Nested active regions anchor the heliospheric current sheet and stall the reversal of the coronal magnetic field

Université Paris-Saclay, Université Paris Cité, CEA, CNRS, AIM, 91191 Gif-sur-Yvette, France

^⋆ Corresponding author; adam.finley@cea.fr

Received: 15 August 2024
Accepted: 30 October 2024

Abstract

Context. During the solar cycle, the Sun’s magnetic field polarity reverses due to the emergence, cancellation, and advection of magnetic flux towards the rotational poles. Flux emergence events occasionally cluster together, although it is unclear if this is due to the underlying solar dynamo or simply by chance.

Aims. Regardless of the cause, we aim to characterise how the reversal of the Sun’s magnetic field and the structure of the solar corona are influenced by nested flux emergence.

Methods. From the spherical harmonic decomposition of the Sun’s photospheric magnetic field, we identified times when the reversal of the dipole component stalls for several solar rotations. Using observations from sunspot cycle 23 to present, we located the nested active regions responsible for each stalling and explored their impact on the coronal magnetic field using potential field source surface extrapolations.

Results. Nested flux emergence has a more significant impact on the topology of the coronal magnetic field than isolated emergences as it produces a coherent (low spherical harmonic order) contribution to the photospheric magnetic field. The heliospheric current sheet, which separates oppositely directed coronal magnetic fields, can become anchored above nested active regions due to the formation of strong opposing magnetic fluxes. Further flux emergence, cancellation, differential rotation, and diffusion, then effectively advects the heliospheric current sheet and shifts the dipole axis.

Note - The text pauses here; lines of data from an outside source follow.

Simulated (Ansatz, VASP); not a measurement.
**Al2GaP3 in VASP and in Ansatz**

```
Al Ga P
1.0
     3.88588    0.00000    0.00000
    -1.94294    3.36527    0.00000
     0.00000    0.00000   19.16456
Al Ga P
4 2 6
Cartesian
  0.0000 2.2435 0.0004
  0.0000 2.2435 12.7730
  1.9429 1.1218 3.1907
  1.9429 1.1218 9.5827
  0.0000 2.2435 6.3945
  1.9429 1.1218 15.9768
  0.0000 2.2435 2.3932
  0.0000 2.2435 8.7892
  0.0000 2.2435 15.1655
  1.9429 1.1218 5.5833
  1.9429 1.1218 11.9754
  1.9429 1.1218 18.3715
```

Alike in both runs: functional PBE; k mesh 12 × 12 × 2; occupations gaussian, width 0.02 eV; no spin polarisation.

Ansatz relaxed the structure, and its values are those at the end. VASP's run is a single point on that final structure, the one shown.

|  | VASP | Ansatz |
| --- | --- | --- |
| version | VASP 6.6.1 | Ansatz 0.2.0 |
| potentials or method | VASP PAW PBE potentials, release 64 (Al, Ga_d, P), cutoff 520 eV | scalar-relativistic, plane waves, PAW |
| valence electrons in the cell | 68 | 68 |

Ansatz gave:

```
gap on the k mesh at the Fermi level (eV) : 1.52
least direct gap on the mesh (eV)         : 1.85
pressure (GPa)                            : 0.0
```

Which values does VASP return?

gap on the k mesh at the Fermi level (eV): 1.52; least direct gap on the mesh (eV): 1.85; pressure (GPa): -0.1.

Conclusions. Nested flux emergence can restrict the evolution of the heliospheric current sheet and impede the reversal of the coronal magnetic field. The sources of the solar wind can be more consistently identified around nested active regions because the magnetic field topology remains self-similar for multiple solar rotations. This highlights the importance of identifying and tracking nested active regions to guide the remote-sensing observations of modern heliophysics missions.